Public Radio, Public Television Give Americans Valuable Return on Tax Dollars, Roper Poll Shows
- July 24, 1997
Public radio and public television rank second and third in new poll
WASHINGTON, D.C., July 24, 1997 -- The American people say, that among 20 services, public radio and public television are the second and third best values in return for tax dollars spent, up from third and fourth places two years ago, according to a 1997 Roper Starch Worldwide, Inc. report released today by the Corporation for Public Broadcasting (CPB). Only national defense ranks higher.
In this year's poll, 65 percent of interviewees believe they receive "excellent" or "good" value from public radio, a 12 percent increase from 1995, the last time the question was asked. Public television was rated "excellent" or "good" by 63 percent of the respondents, a 6 percent increase from two years ago. In the 1995 poll, public TV was ranked third, and public radio was ranked fourth, following national defense, and police and law enforcement, which were ranked first and second respectively.
The findings result from nearly 2,000 in-home interviews, conducted by respected public opinion polling firm, Roper Starch Worldwide, Inc. in March of this year. Participants were asked to rate the value they receive for each of 20 services the federal government provides using tax dollars.
Further, CPB commissioned Roper to ask survey participants to rank the value they place on access to a whole year of public television and radio programming, taking into account that in 1997 federal support for public television and public radio stations costs a little less than one dollar per American. Ninety percent of those polled said public broadcasting is worth at least a dollar. Within that 90 percent, 72 percent said it is worth more than a dollar.
Every year CPB funds more than 350 public television and nearly 700 public radio stations. Almost one-fourth of CPB funding goes to support new programming.
In the 1995-96 season, more than 96 million people watched public television each week, which is nearly 60 percent of U.S. television households. The number of weekly listeners to public radio reached almost 20 million in 1996. Public radio and television is available to 91 and 99 percent of American homes respectively.
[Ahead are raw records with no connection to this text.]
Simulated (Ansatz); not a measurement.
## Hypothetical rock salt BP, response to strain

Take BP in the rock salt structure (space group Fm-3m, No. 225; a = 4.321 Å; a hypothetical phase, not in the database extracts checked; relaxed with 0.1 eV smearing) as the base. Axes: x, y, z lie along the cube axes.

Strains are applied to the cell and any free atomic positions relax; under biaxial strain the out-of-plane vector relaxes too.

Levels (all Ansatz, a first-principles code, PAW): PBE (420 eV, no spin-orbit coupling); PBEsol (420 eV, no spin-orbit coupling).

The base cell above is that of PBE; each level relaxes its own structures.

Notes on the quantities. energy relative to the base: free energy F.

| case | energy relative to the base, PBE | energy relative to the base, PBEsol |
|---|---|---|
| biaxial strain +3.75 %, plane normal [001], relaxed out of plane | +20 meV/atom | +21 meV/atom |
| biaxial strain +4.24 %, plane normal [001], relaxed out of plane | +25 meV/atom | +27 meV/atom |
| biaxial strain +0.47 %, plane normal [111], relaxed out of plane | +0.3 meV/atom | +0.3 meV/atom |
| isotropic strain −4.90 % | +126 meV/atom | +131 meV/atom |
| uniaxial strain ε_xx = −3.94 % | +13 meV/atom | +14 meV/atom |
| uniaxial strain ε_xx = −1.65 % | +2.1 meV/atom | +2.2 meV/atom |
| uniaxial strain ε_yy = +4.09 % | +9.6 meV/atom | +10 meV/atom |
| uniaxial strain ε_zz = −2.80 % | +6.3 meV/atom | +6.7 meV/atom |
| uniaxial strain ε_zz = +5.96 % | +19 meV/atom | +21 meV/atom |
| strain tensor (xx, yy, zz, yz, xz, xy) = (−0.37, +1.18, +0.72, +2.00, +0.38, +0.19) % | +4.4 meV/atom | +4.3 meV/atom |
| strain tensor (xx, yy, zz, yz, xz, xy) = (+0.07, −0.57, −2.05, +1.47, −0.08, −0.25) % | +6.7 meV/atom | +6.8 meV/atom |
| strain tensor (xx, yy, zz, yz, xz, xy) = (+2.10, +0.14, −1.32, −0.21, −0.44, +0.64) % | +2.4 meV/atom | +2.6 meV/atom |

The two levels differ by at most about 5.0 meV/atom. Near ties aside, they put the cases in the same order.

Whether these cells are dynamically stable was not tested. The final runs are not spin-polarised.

CPB, a private, nonprofit corporation created by Congress in 1967, develops public radio, television and online services for the American people. The Corporation is the industry's largest single source of funds for national public television and radio program development and production. CPB, a grantmaking organization, funds more than 1,000 public radio and television stations.
The Corporation for Public Broadcasting (CPB), a private, nonprofit corporation created by Congress in 1967, is the steward of the federal government's investment in public broadcasting. It helps support the operations of more than 1,400 locally-owned and -operated public television and radio stations nationwide, and is the largest single source of funding for research, technology, and program development for public radio, television and related online services.